In a paid speaking engagement before the Lane Country (Oregon) Republican Party, Fox News contributor Michelle Malkin attacked fellow Fox News employee Karl Rove for running an “incumbency protection racket” and decried the treatment of conservative candidates “thrown under the bus by feckless Republicans.”
In an excerpt of her speech on February 22 posted to YouTube, Malkin referred to Rove's “Conservative Victory Project,” which is reportedly an attempt to promote more electable Republican candidates while attacking primary candidates who are unlikely to win races, as “an incumbency protection racket.”
She accused Rove of “badmouthing conservatives who've had a problem with big government Republican policies of which he is the primary architect” and “badmouthing good candidates who stepped up to the plate when no one else would, who were savaged by the media and then thrown under the bus by feckless Republicans.” She declared, “that's not the kind of Republican Party I want to belong to.”
Malkin blamed “big government Republicans” for helping to create the “seeds that were planted” that led to the Tea Party movement because “conservatives were sick of seeing their money squandered on people who did not believe in their principles.”
Other conservatives have recently panned Rove's new organization, describing them as “snakes in the GOP grass” and “the Bush insider team that helped lead to the rise of Barack Obama.” Fox hosts, contributors and frequent guests like Mark Levin, Erick Erickson, Liz Cheney and Mike Huckabee have also attacked Rove for this initiative.
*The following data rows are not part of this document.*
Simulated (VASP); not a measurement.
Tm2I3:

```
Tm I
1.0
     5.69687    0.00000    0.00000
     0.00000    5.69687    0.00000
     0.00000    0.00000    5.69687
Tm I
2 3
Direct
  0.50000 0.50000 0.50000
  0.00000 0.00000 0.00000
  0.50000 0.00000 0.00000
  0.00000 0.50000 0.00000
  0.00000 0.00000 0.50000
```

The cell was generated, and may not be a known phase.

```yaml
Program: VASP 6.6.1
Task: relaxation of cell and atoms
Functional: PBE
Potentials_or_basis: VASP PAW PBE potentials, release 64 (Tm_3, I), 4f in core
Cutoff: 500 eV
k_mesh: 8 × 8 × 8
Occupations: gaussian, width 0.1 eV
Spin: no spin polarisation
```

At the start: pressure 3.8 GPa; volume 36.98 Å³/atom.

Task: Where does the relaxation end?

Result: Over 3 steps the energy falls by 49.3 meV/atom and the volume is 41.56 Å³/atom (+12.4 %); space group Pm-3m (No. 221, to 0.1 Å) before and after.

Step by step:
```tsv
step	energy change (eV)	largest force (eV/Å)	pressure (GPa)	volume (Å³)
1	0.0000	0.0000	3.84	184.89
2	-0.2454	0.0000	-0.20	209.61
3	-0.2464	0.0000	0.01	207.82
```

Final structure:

Attendees at the dinner paid $95 per person to hear Malkin speak (lowered from the previous price of $125). According to a report in the Register-Guard, the Lane County Republican Party paid a deposit of $7,500 towards Malkin's speaking fee, and planned a “private reception” with Malkin for “45 to 50” people paying $500 each. On her personal website, Malkin notes that “my speaking fee is high.”
Media Matters previously documented that in 2012, over thirty Fox News hosts and contibutors - including Malkin and Rove -- campaigned for Republicans nationally and in more than forty states.